The Government was very lucky that at the time of the election early last summer the reality of our economic downturn had not yet struck home to the electorate, many of whom were then still in thrall to the SSIA bonanza.
A more astute and self-confident Opposition could, I believe, have done more to alert the voters to the impending crisis, but instead, in order to justify competing with Fianna Fáil in offering illusory tax cuts and in making unrealistic spending promises to the electorate, they played the Government's game by accepting the thesis that strong economic growth would continue.

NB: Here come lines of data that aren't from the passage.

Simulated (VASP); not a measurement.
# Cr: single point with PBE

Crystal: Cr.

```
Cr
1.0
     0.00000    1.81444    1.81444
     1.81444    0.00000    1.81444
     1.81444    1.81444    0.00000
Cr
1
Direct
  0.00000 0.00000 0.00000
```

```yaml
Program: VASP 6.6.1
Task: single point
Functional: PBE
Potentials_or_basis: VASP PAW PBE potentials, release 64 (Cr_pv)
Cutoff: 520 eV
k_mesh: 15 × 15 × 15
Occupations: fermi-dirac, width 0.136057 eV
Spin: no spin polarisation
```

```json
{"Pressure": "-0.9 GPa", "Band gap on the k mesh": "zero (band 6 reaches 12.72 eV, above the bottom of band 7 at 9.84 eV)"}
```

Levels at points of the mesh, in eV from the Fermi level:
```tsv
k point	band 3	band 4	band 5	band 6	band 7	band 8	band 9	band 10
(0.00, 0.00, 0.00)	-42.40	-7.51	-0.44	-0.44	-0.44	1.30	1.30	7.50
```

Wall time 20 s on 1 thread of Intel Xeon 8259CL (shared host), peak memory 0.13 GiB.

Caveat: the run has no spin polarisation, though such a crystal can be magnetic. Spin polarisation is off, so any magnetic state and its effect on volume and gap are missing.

That an economic downturn might occur in or around 2007 had in fact been spelt out as a real risk facing our economy when over two years ago, in November 2005, the Economic and Social Research Institute presented its last medium term review. For, as well as outlining a "high-growth" scenario if everything ran smoothly between 2005 and 2012, that review dwelt at some length on the possible consequences for Ireland of a US recession that pushed the euro/dollar exchange rate down by 20 per cent - which is, of course, precisely what has happened.
It is true that in the ESRI "low-growth" scenario this was expected to come about as a consequence of US efforts to tackle a huge external payment deficit, whereas the present downturn is a consequence of an unforeseen subprime mortgage crisis.
In that review the institute also analysed the possible consequences for our economy if a US-generated low-growth scenario were to coincide with a domestic Irish housing crisis. For that purpose the institute hypothesised a drop of one-third in house prices, combined with a halving of housing output over a three-year period.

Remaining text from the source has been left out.